Thus, returning to Berkman;
We know that revolution begins with street disturbances and outbreaks; it is the initial phase which involves force and violence. But that is merely the spectacular prologue of the real revolution. The age long misery and indignity suffered by the masses burst into disorder and tumult, the humiliation and injustice meekly borne for decades find vents in facts of fury and destruction. That is inevitable, and it is solely the master class which is responsible for this preliminary character of revolution. For it is even more true socially than individually that ‘whoever sows the wind will reap the whirlwind;’ the greater the oppression and wretchedness to which the masses had been made to submit, the fiercer the rage [of] the social storm. All history proves it .
In no way, however, does this justify acts of terrorism or indiscriminate violence against civilians. A revolution founded upon war crimes is, by definition, not an anarchist one. Our uprising cannot be based on a single moment in time, or an act of violent upheaval, but on the collective organisation of the people and the building of a tradition of rebellion and direct action.
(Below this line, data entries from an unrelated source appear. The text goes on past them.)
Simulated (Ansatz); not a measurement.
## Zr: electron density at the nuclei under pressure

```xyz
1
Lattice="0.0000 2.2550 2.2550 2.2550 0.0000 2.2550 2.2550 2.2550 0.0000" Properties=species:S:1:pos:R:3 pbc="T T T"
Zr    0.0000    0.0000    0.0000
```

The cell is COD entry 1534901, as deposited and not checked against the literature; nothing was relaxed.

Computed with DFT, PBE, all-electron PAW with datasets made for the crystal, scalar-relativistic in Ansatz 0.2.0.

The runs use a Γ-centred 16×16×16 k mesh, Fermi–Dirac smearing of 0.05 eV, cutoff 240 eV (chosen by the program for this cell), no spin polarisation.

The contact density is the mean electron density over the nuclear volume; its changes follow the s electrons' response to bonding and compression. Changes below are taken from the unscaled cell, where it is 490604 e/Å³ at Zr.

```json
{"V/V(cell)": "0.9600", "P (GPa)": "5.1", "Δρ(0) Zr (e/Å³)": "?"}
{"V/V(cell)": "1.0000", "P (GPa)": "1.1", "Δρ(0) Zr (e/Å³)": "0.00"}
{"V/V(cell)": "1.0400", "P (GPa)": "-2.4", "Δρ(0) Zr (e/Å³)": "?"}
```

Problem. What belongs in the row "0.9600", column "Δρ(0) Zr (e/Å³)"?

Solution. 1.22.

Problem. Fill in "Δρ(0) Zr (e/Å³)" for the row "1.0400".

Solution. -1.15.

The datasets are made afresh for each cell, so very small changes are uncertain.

In the words of Errico Malatesta;
To bring about a revolution, and especially the Anarchist revolution[, it] is necessary that the people be conscious of their rights and their strength; it is necessary that they be ready to fight and ready to take the conduct of their affairs into their own hands. It must be the constant preoccupation of the revolutionists, the point towards which all their activity must aim, to bring about this state of mind among the masses . . . Who expects the emancipation of mankind to come, not from the persistent and harmonious co-operation of all men [and women] of progress, but from the accidental or providential happening of some acts of heroism, is not better advised that one who expected it from the intervention of an ingenious legislator or of a victorious general . . . our ideas oblige us to put all our hopes in the masses, because we do not believe in the possibility of imposing good by force and we do not want to be commanded . . . Today, that which . . . was the logical outcome of our ideas, the condition which our conception of the revolution and reorganisation of society imposes on us . . . [is] to live among the people and to win them over to our ideas by actively taking part in their struggles and sufferings.
Today, the resources available are much greater than those during the Spanish, Russian, or any other revolution. In the past, activists could not communicate and organise via email, the internet, and social netowrk as well as face to face, as is occuring ever more frequently today. However, the resources available to states and reactionary movements are also necessarily much greater, and we face new challenges and dangers. A greater rebellion comes with greater repression.
In light of which, we must remain steadfast not only in our core values but in our core methods. As much as the image of Guy Fawkes may excite the imagination, and as much as the final scene from V for Vendetta may send goosebumps running along the arms, we cannot simply cry “revolution” and expect it to happen. That is why I am not going to simply ask that everyone “stand beside me one year from tonight, outside the gates of Parliament, and together we shall give them a fifth of November that shall never, ever be forgot.”
Organisation, not invocation, is the key to succesful revolution.